Some people evaluate investment prospects based on the business model and how it helps to deliver profits. It’s also the window to the activities, especially the company’s cash-generating ability. Lastly, it will tell you if the business is resilient and adaptable to changes.
Several Canadian companies have strong fundamentals based on business models, but Alimentation Couche-Tard (TSX:ATD) stands out. It boasts a highly profitable business because of the significant market share in the convenience stores and gas stations industries. More smart money will likely pile into this industry leader in 2025.
Recession resilient
Couche-Tard is not immune to market volatility, but the business endures regardless of economic cycles. The $74.5 billion company operates more than 16,800 stores across Canada, the U.S., Europe (14 countries), and other international markets (16 countries and territories).
In October 2024, the convenience store giant made an offer to acquire its Japanese rival, 7-Eleven. Even if the persistent but friendly approach fails, Couche-Tard said it will never cease to grow. The vision is to become the world’s preferred destination for convenience and mobility, while the mission is to make customers’ lives a little easier every day.
According to management, the company is well-positioned to capture end-to-end value dynamically as market conditions change. Moreover, the fragmented U.S. market provides consolidation opportunities.

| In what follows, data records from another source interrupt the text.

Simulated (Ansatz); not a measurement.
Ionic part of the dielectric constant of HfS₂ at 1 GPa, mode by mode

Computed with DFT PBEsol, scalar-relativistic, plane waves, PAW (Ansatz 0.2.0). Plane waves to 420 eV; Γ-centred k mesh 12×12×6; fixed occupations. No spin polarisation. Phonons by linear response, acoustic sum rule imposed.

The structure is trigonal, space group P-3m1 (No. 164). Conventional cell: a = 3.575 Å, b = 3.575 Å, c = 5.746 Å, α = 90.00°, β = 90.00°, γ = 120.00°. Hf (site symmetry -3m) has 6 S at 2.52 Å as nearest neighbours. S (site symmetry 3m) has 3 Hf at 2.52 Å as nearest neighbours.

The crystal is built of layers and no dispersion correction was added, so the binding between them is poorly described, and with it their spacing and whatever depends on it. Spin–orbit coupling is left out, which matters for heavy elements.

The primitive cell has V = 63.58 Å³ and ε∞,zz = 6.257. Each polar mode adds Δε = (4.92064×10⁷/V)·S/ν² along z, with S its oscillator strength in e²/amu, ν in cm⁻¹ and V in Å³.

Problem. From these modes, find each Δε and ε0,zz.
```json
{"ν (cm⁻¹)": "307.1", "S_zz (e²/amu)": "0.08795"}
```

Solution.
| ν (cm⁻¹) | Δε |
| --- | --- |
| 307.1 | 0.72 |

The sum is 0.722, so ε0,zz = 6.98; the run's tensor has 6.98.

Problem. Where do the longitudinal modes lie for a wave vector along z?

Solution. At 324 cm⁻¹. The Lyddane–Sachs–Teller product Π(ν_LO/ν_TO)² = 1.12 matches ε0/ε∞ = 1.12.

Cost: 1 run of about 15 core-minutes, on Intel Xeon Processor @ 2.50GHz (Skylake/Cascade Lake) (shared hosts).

Couche-Tard is a dividend aristocrat owing to 14% consecutive years of dividend increases. At $78.56 per share, the yield is a modest but safe 0.9% (19.17% payout ratio).
Financial performance
In the first half of fiscal 2025 (six months ending October 13, 2024), total revenues increased 11.3% year over year to US$35.7 billion. Net earnings declined 9% to US$1.5 billion from a year ago. Its president and chief executive officer, Alex Miller, said the convenience store and fuel business were lower-than-expected in second-quarter (Q2) fiscal 2025 because of controlled spending by customers.
Nonetheless, Couche-Tard’s chief financial officer, Filipe Da Silva, notes the sequential monthly improvements in same-store merchandise revenues and positive momentum going into Q3 fiscal 2025. “As we continue to pursue growth opportunities, our strong balance sheet and disciplined capital deployment will support our proven long-term goal of creating value for our shareholders,” he said.
Effective M&A strategy
Couche-Tard’s extensive network today results from its expertise in closing and integrating mergers and acquisitions globally. Around 73% of the total network was from merger and acquisition (M&A) activities. The solid balance sheet enables the company to invest or pursue deals of any size that return 11% to 15% on capital deployed.
M&As are ongoing concerns, particularly in the U.S., where many competitors are single-store operators. In highly attractive expansion markets like Latin America and Southeast Asia, Couche-Tard intends to find partners with strong management teams and build a platform. A near-term plan is to penetrate key European markets to bolster its regional position.
Competitive advantages
Couche-Tard’s global scale and diversified business are competitive advantages and long-term growth drivers. Added tailwinds this year are healthy fuel margins, easing inflation, and the Bank of Canada’s rate-cutting cycle. Expect fantastic reverse synergies and more business growth with the GetGo Cafe Markets transaction in the U.S. closing in 2025.